Preface. xiii
Those who turn over the pages of this book, it is true, will not find that they
stand on the mountain peaks, or that the laws here recorded form " The
true history "...." which most vividly recreates the past, that we may
share the great thoughts of men about great things, and be dignified by their
possession." (Harold J. Laski, Yale Review, Vol. 6, p. 835.)
Yet the period of beginnings is worth study, and, in these crucial moments,
when nations gather for Armageddon, one may well turn to the Eighteenth
Century, when " Those troublesome doubts of all kinds, which, since the great
upheaval of the French Revolution have harassed mankind, had scarcely begun
to ruffle the waters of the life." (Hill's Boswell's Johnson, Vol. I, p. XII.) We
may well turn back from our Nation's present important position in the world
and investigate the development of the English colonies to the American union.
The colonists were not destitute of self consciousness, and they knew that they
were laying the foundations of a great structure. As Rev. Charles Chauncey
put it, in a letter he wrote Rev. Ezra Stiles on November 5, 1766, " 'Tis without
doubt the design of Providence that there should arise in North America one
or more of the most considerable empires that have been in the world."

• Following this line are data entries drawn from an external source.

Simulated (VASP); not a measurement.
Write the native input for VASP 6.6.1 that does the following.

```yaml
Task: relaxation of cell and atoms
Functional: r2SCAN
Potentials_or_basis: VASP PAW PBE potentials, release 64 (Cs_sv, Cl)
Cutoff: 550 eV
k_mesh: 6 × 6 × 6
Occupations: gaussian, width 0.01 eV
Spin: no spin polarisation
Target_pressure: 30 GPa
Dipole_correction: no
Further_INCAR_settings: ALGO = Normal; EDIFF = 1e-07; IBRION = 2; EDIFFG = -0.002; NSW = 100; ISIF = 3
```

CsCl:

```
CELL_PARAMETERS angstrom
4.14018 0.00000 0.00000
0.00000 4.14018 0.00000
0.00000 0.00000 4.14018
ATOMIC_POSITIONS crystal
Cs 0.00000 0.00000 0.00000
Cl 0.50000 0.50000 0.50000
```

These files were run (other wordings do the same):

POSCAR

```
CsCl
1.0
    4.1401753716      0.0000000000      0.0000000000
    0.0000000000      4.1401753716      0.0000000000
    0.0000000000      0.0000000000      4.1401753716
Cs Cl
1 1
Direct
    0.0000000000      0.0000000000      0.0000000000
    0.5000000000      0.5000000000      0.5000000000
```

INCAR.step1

(Dexter's Stiles' Itineraries, p. 443.)
They laid the foundations deep and strong, and they did their work so well
that we are now beginning to learn that it was not merely a flamboyant rhet-
oric which led George Bancroft to begin the introduction to the first volume of
the first edition of his " History of the United States," thus: " The United
States Constitution is an essential part of a great political system, embracing
all the civilized nations of the earth. At a period, when the force of moral
opinion is rapidly increasing, they have the precedence in the practice and the
defence of the equal rights of man."
Through the study of the material contained in these Archives, one may
practice diligence and gain accuracy, which Gibbon called (Decline and Fall of
the Roman Empire, edition 1807, Vol. I, p. XI) "the only merits which an
historical writer may ascribe to himself, if any merit indeed can be assumed
from the performance of an indispensable duty."